Earlier this month, University of Missouri system President Timothy M. Wolfe resigned and the university’s Chancellor, R. Bowen Loftin, agreed to step down to a smaller role at the end of the year.

Students and faculty have been protesting for months because of racial tensions on the university’s campus that they felt that the president inadequately addressed.

The University of Missouri’s football team stated it would boycott all football-related activities until Wolfe resigned or was fired. Just two days later, Wolfe stepped down.

The football team’s involvement with the issues added national attention to the increasing outcry on campus, criticizing Wolfe for the way he dealt with multiple racially-charged incidents on campus. Students, lawmakers and, most prominently, the football players were among those who demanded that Wolfe resign.
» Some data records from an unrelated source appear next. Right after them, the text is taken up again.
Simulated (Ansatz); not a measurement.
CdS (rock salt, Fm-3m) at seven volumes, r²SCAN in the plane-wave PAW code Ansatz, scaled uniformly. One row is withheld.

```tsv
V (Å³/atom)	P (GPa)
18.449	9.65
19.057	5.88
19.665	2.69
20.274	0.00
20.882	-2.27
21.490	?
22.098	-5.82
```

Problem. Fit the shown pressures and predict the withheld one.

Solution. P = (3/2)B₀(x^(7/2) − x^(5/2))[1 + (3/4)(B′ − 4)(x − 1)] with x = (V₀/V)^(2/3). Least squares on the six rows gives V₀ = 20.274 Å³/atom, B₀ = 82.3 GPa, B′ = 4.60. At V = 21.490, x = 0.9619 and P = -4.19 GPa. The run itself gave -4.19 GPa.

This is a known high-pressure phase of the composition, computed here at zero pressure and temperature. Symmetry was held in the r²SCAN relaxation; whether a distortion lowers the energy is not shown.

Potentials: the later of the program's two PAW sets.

There were other issues that led to the unrest at the university and the eventual resignation of Wolfe. On Sept.12, the Missouri Students Association’s President Payton Head posted on Facebook that racial slurs were yelled at him on campus. Twelve days later, students held a “Racism Lives Here” rally that criticized the university for not responding quickly enough to this incident. There was a second “Racism Lives Here” rally on Oct. 1.

Oct. 5, an intoxicated man yelled racial slurs at multiple members of the Legion of Black Collegians, who were rehearsing for a play.

Oct. 10, a protester at Missouri’s homecoming parade was bumped by Wolfe’s car. The protester was one of eleven protesters who locked arms around the president’s car, according to The Los Angeles Times.

Oct 20, the main group of black protesters on campus formed after this series of incidents, naming themselves Concerned Student 1950. The group’s name pays tribute to the year that black students were first admitted to the University of Missouri. The group created a list of demands, calling for Wolfe’s termination and for increased diversity training on campus. Protesters also advocated for more representation of minorities on university staff. Other incidents on the campus at the University of Missouri include a swastika being drawn using feces on the wall of a residence hall bathroom.

President Wolfe finally agreed to meet with students, but afterward the students felt that not much was accomplished. They were not pleased that no plan was put forward to meet their demands nor did Wolfe seem to take seriously the racial issues on campus.

Graduate student Jonathan Butler received attention on campus and nationally after announcing that he was beginning a hunger strike that would end in either his death or Wolfe’s removal from office.

“If you look at the past two years, and all that students have done, black students, brown students, students of color and marginalized students have been fighting and protesting and writing letters and doing all these things over several years,” Butler stated in the Columbia Missourian.

“We, as students of color, marginalized students, we still can’t get an answer years later,” said Butler. “It takes these drastic measures for us to be taken seriously, for us to actually be considered humans.”

On Monday, Nov. 9, President Wolfe resigned and released a statement stating, “I take full responsibility for this frustration. I take full responsibility for inaction that has occurred.”

After Wolfe’s resignation, Butler ended his hunger strike and the university’s athletic department released a statement saying the football team would resume its normal activities.